The data model is a valuable enterprise tool. In addition to helping enterprises understand information assets and analyze data requirements, data models support decision-making, enable information sharing, guide data quality initiatives and form the cornerstones of an enterprises data architecture. In fact, data models are the Holy Grail for the business and technical community.
A quality data architecture is the soul of an organization and must clearly depict how information flows through the enterprise and how it is used. The key component of a data architecture is the data model, which is typically a graphical representation of data structure.
Thousands of data models are being built these days. But for every good data model, there are a dozen bad ones. Existing efforts focus on completing the task at hand building an adequate model rather than spending time validating the effort. Imagine a mission-critical system deployed without testing. If we agree that a robust data architecture developed and maintained through data modeling efforts is the backbone of the information enterprise, then why arent we spending 25 to 30 percent of our effort in a quality assurance review? The impact of forgoing this step is grave.
What Constitutes a Quality Data Model Quality?
Generally, quality is addressed relative to fitness for purpose. For quality data models, we talk about two concepts, completeness and correctness, from two perspectives, conceptual and technical. We document data models using what is essentially a language. Using its syntax correctly and making sure the model is an accurate and complete representation of the concept we are representing yields a quality result. These concepts and perspectives shape our quality framework:
- The conceptual perspective pertains to context or the meaning of the representation of the architecture relative to the organization.
- The technical perspective pertains to the adherence to syntax or internal integrity of the representation.
- The completeness concept is one of wholeness or comprehensive coverage.
- The correctness concept is one of accuracy or correctness.
To ensure a data model is built right the first time, we have taken basic ideas about languages, syntax, semantics, models and quality and have joined them to form the five dimensions of data model quality that are depicted in Figure 1. Together these provide a framework for a comprehensive modeling approach.

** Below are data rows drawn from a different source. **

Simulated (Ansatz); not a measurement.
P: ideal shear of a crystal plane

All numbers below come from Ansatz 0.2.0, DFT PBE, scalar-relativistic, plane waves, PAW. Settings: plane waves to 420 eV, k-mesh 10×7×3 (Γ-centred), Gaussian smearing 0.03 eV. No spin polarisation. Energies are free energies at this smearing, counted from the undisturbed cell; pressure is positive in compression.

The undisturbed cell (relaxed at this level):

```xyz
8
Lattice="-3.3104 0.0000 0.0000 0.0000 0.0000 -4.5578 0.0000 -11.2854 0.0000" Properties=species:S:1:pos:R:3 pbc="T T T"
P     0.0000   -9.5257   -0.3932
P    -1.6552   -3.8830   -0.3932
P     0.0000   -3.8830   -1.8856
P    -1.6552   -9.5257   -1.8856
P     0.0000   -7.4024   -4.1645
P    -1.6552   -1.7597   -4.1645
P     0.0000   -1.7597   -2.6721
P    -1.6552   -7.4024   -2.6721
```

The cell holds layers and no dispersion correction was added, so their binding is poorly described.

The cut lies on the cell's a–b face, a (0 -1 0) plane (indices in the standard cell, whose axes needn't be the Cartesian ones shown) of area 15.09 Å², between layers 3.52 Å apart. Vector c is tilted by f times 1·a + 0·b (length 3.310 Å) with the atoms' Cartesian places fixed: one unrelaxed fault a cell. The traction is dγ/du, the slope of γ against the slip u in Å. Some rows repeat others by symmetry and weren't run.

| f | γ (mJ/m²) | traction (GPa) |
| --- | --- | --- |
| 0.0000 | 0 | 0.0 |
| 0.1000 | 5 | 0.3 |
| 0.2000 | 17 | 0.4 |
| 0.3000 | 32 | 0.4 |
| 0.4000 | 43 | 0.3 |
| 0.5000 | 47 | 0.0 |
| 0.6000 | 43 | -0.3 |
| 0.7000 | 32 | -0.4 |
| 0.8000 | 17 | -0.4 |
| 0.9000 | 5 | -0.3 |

Figure 1: The Five Dimensions
The Five Dimensions Defined
Conceptual correctness implies that the data architecture accurately reflects the business objects of interest for the enterprise and requires that the data structure needed to support all business processing is in place. Achieving conceptual correctness depends on the ability to translate information of interest in the business environment into a structured representation using a semantic language that forms a meaningful and accurate representation of the real world. Determining conceptual correctness is one of the most difficult aspects of assessing overall quality and the most challenging aspect of building a data model in the first place.
Conceptual completeness implies that the data model contains objects adequate to describe the full scope of the business domain that the model purports to represent. Our ability to judge the quality of a data model is closely tied to outside factors such as government and legal mandates, financial constraints and stakeholder requirements. You cant build representative data models by focusing exclusively on business data. You must take into account all of these factors to understand data and its interrelationships, or you will never build good data models.
Technical correctness implies that the objects contained in the data model do not violate any of the established syntax rules of the given language. Syntactic correctness means data model boxes, lines and symbols are used for their intended purposes and that the model adheres to generally accepted practices of the chosen methodology. Once rules are established they become part of the syntax and the models must be judged against those rules.
Technical completeness implies that all the requisite data model objects, components, elements and details are captured at appropriate levels of detail for the purpose of the data architecture. As an example, assume we have adopted IDEF1X, a modeling notation used extensively by the federal government and by some commercial organizations as our modeling technique. In IDEF1X, data models are supposed to be built in three distinct phases: an entity relationship modeling phase, followed by a key based modeling phase and finished with a fully attributed modeling phase (NIST 1992). As the name implies, non-key attributes are not defined until late in the modeling process. Therefore, an IDEF1X model may be considered technically complete without any non-key attributes through the first two phases of modeling. At the end of the third phase, however, the model must contain non-key attributes while remaining technically sound.
Enterprise integration implies the data model is balanced with the other elements of an enterprise architecture effort. It is linked and synchronized to the performance, business, service and technical components of the enterprise architecture.
By understanding each dimension and planning your modeling approach to address each one, you can significantly increase the likelihood that your data models will provide added value and a solid foundation for business analysis, information systems design and business operations across the enterprise. Each dimension contributes uniquely to the overall quality of the architecture. The sum of the parts makes the whole stronger; addressing all five dimensions ensures fitness for purpose of the data architecture.